High school football and religion have long blended together in many communities, but coaches who lead their players in prayer cross the line between church and state. Pasco schools superintendent Kurt Browning has appropriately re-established that line, and House Speaker Will Weatherford has no business trying to move it. The U.S. Constitution and the courts are not on the lawmaker's side.
As Times staff writers Matt Baker and Jeffrey Solochek reported this week, some football coaches in Pasco and Hernando counties stretched the legal limits on school prayer, forcing superintendents to issue directives to stop the employee-led devotions. Weatherford responded to Browning by saying coaches should be allowed to lead their teams in prayer and believes that it is legal now. If it's not, the lawmaker said, he will try to change the law. That would be a wasted effort, and it would not hold up in court.
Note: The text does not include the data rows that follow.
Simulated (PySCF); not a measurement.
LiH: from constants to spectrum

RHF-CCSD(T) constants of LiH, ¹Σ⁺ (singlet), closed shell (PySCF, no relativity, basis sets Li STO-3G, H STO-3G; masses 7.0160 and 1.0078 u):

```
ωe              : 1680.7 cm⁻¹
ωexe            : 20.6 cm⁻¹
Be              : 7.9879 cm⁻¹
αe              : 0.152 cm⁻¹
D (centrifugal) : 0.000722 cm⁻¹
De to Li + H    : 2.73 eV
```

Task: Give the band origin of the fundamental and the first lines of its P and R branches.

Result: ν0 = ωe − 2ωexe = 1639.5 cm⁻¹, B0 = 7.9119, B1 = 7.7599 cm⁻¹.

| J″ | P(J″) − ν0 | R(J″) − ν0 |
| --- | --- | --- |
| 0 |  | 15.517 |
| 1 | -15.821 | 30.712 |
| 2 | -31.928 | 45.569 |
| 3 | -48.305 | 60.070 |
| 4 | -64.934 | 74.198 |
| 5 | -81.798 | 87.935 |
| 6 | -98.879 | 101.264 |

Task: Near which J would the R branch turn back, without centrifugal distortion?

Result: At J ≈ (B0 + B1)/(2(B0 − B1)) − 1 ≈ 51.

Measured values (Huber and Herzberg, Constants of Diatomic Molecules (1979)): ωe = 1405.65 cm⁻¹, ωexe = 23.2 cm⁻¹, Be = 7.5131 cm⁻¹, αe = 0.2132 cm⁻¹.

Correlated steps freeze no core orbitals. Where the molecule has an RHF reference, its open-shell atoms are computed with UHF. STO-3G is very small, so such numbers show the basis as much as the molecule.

Weatherford complained a ban on prayer led by coaches violates their rights and is "un-American.'' He is off base on both counts, and he should be more concerned about the rights of all Floridians, the nation's embrace of diversity and respect for those with different views. That includes high school football players who do not share the religious beliefs of their coaches or the House speaker and who should not feel coerced to join in prayer.
Pasco school officials have made clear that any prayer must be led by students or be limited to moments of silence, and all Tampa Bay school districts have policies that properly ban the coach-led prayer that Weatherford wants to permit. It's the school district officials, not the House speaker, who have the greater respect for the U.S. Constitution and the courts — and a better understanding of the line between church and state.